Widening the Net for Consumers

Last week the FCC passed new rules for net neutrality, declaring an open Internet for all. Since the announcement was made, there has been some serious debate on what net neutrality means for businesses, and how it will transform the TV industry. It has been said that net neutrality is a win for both SVOD and for consumers, helping to bring more innovative services to market, and reduce prices for today’s viewers. But is there more to the ruling that consumers are missing?

The net neutrality debate has been going on for some time now. It first started in 2002, when the FCC classified cable broadband as an information service. Since then, there have been policies, complaints and tried attempts at ruling to create regulations amongst the Internet. Now, some 13 years later, the Internet is now classified in the same boat as telecommunications services- a public utility. As a result, ISPs have been banned from blocking or slowing down broadband, or for charging premiums for ‘fast-lane’ broadband services (also known as paid prioritization).

Simply put, the Internet is now a free market. Content owners will not have to pay to get their content out to consumers, and cable providers will not be able to favour larger companies who pay them lots of money. Small start-ups that would have otherwise needed wads of cash to bid against the big players now have a fighting chance of survival.

The ruling also means that there is more opportunity for innovation and competition- and we all know that competition is good for consumers. As new, creative services come to market, businesses fight it out, services get better, prices drop and there is more choice. It’s win-win for everyone.

So it all seems reasonable. The regulation will stop monopolies forming and there will be a fair market for all. And, in all honesty, should content providers really have to pay extra just to get their content out to consumers? Don’t consumers have the right to pick and choose the services they want to use, rather than be given services because someone has paid a big fat cheque?

Netflix also seems to think this is a win for consumers. But as always, there are two sides to this story, and there are some things to consider with the ruling. Firstly, in this day and age where technology rules pretty much everything, does a ruling that was made in the 1930s really apply to our lives today? If the FCC does have a say in the new rulings, will content be blocked in different ways? Will the FCC be able to dictate rates and impose tariffs? Will it stop future investment? Nokia Networks CEO Rajeev Suri thinks so, saying that “It won’t be pro-consumer in the long term if you don’t focus on investment.”

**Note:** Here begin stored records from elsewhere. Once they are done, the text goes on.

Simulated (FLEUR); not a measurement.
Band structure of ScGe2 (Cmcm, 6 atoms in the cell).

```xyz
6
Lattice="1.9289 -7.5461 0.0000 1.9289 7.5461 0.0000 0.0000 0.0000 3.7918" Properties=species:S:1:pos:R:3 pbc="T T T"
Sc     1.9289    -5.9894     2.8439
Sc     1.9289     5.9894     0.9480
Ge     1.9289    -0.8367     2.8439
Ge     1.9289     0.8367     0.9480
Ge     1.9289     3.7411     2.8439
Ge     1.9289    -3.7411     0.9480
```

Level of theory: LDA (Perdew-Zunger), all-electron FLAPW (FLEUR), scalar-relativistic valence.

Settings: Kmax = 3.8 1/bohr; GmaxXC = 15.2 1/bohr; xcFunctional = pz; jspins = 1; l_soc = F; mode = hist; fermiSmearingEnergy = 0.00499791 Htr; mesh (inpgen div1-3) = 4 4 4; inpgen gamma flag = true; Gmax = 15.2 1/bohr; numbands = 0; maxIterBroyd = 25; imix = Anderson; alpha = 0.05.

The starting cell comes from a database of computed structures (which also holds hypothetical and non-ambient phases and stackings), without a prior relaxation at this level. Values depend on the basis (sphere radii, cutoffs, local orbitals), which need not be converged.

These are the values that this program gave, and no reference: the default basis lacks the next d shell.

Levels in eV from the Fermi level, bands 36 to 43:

The full details of the ruling haven’t yet been made public. And for consumers, while it is an opportunity for new services to come to light, in all honesty, I am sure they won’t notice much difference. Their Internet won’t suddenly be faster, and your Netflix will probably still buffer. But with something as important and integral to everyday life as the Internet, I think regulation and preserving a free market can only be a good thing.